The addition of two armed resource officers has been approved by the Lynchburg-Clay Board of Education, superintendent Brett Justice said Monday.
Justice said the board already had one resource officer that was hired in September of 2016, and that the board approved hiring two more at its April 16 meeting. He said the school district hopes to have the two new officers in place by the beginning of the 2018-19 school year, and that one will be stationed at each building in the school district.
The officers will likely rotate from building to building, Justice said.
“We want each one to know exactly everything that’s going on in each building,” Justice said.
Ever since the school district hired its first resource officer, Justice said he has discussed whether or not an additional officer or officers were needed with the school board and administrators. He said the topic has been brought up in open session at recent school board meetings each time there was a school shooting somewhere around the country.
He said all the building administrators were is support of adding two more resource officers and that the staff was “very happy with the decision.”
Part of the reason the Lynchburg-Clay School District needs resource officers at each building, Justice said, is because without them, it could take law enforcement several minutes to arrive on the scene in the event of some kind of emergency.
“We live in a scary world and it does make you a little nervous,” Justice said. “It gives you a feeling of safety knowing that you do have someone there.”
All three officers next year will be on the school grounds whenever school is in session, Justice said, and they will also be on duty before and after the actual school day, checking locations where school buses pick children up before school and drop them off after school.

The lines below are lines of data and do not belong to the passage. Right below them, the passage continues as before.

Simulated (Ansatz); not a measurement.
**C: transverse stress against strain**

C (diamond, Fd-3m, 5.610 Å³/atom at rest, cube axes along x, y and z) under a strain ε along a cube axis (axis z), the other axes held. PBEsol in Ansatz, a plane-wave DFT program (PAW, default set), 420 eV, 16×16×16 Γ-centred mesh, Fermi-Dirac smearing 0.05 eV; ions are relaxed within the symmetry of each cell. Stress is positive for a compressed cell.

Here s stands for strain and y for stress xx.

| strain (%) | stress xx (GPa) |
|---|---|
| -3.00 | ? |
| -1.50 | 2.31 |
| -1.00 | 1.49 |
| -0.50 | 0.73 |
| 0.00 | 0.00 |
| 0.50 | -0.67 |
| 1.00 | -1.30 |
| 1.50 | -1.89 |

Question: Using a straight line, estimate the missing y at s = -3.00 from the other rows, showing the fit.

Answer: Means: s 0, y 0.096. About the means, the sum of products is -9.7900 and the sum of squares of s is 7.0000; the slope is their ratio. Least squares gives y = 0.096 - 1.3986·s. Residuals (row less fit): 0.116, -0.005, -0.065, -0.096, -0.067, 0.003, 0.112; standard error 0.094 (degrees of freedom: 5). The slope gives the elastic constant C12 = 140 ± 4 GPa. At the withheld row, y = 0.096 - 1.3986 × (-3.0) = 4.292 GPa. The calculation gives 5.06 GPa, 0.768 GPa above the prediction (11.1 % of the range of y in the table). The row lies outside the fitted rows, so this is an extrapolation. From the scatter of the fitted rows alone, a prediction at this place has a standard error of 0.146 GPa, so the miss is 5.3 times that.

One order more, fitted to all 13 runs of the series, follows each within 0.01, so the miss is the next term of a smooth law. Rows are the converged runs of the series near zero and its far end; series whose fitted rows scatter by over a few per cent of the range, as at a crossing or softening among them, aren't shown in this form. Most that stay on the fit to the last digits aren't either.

He said they will have many other duties including: working with the building administrators to develop school leadership; being visible anytime a lot of students are in one area like when classes are changing and at lunch; being liaisons to other law enforcement and emergency responders; patrolling parking areas and other locations looking for anything out of the ordinary; helping with traffic control; working ball games and other extra curricular activities; presenting classroom programs similar to what the county’s now defunct DARE program used to do; working on crime prevention; and serving in an advisory role when they think students might be involved in something they should not be.
“It’s surprising the rapport they can develop just walking around and interacting with the kids,” Justice said. “We want them to be very visible to the community. That’s why we want them at school functions.”
The resource officers will be asked to be the school district’s first responders, Justice said.
“Hopefully it will give everyone a little bit of comfort knowing we have someone at each campus in the event that something would happen,” Justice said.